We’re a little late to this blog – so this post serves as a whistle-stop catch-up. The story so far, if you like……
We finally moved in (after lots of legal wranglings) in December. The household bear (BooBoo) featured in the day’s pictures texted to family. He refused to go in the removal van and was the first to explore.
The bears weren’t the only ones perturbed by the move:
Surveying the scene
However we managed to unpack and get straight enough to host family Christmas. Not quite sure how we managed Christmas Dinner with the rubbish oven – but we did and it was a triumph (She says modestly).
Next came our Mexican Fiesta house warming party which, is fair to say, was pretty legendary.
We dressed the house in true Fiesta style, complete with inflatable cactus and a comprehensive cocktail list.
This list was responsible for many a sore head
Chaos ensued but it was a perfect party and even included a graffiti wall – read about on the Disco Loo page.
And then reality kicked in. The boiler had broken before Christmas so we got it serviced and repaired at the same time – at this stage we were offered commiseration by several plumbers as it was an Ideal boiler. Not actually ideal at all.
The heating was, to put it mildly, pretty ineffective which surprised us given the boiler was just 3 years old. In fact, when buying the house we were fairly smug about the fact it wouldn’t need sorting as it was only 3 years old. That’ll teach us.
To cut a very long, tedious story short – it was knackered and apparently far too small to do the job needed for the size of the house; it wasn’t even pushing the hot water upstairs with enough pressure for us to be able to have showers! The radiators were all on 1970s microbore and all needed replacing as well as new radiators adding in.
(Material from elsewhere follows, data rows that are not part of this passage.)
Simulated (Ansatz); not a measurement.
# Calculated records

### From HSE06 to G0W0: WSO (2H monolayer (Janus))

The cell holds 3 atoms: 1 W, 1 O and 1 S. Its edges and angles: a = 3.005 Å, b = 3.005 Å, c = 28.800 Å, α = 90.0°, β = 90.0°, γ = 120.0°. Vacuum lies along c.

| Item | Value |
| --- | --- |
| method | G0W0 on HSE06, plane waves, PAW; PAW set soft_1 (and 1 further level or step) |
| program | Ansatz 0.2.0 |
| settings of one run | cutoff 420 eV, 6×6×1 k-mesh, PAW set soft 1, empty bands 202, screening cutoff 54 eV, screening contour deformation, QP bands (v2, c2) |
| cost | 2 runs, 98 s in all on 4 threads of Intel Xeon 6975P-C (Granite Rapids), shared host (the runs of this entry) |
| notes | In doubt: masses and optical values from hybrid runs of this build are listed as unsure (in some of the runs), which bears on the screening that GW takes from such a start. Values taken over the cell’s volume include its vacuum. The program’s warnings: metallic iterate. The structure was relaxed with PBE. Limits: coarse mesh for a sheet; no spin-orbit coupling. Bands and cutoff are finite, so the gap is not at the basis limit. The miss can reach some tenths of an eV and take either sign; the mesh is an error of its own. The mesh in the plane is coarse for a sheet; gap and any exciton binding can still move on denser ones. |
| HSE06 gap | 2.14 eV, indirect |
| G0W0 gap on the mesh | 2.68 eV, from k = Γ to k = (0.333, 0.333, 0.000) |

So, after 4 hideous weeks of no heating (but, thankfully, an immersion so we had hot water) we had a full central heating system put in along with new radiators – the house is also now zoned so we can control upstairs and downstairs separately. Ooooo, fancy! However, this came to the pretty total of £5.5k which was not in The Budget but it’s simply not something we could ignore. Plus, if we’re stripping back and starting again, now was the time to do it.
We also took the opportunity to move the boiler from the current utility room into the current kitchen – as these rooms will be trading places. The poor bugger doing the job discovered we not only had only about 12inches of floor space but also that much of our ground floor is concrete. He said our house actually kept him awake at night because it was so tricky to do. Ooops.
Damp came next – we knew about this as it had been flagged in the survey that the 30 year old damp proof course had failed.
Cue lots of different tradesman, conflicting advice, sucking through teeth, extortionate estimates and a lot of googling. We finally were recommended a trustworthy builder who gave sound advice and did a great, and fairly reasonably priced, job that is now guaranteed for the next 30 years.
Damp course replaced and rotten skirting removed
However, the stench when we came home one night was unbearable – like sulphur – so we called him to ask what it was. “That’s your damp coming out the walls” was the reply. Nice. Turned out our skirting was also rotten and full of weevils.
And finally in the ‘big list’ was getting the roofing/chimney/guttering sorted. Usefully, our builder’s brother-in-law is a roofer. Amazing how quickly you can build up a network of tradesmen!
We’ve been a bit grumpy about all this work as you don’t really see the benefits – if anything you just make the house look even worse. But hey, they’re all (expensive) essentials. The only thing that could seriously catch us out now is the electrics so we have a full electrical inspection booked.
Whilst all this work was ongoing we poured over paint charts….keeping the dream alive whilst the vision was hazy.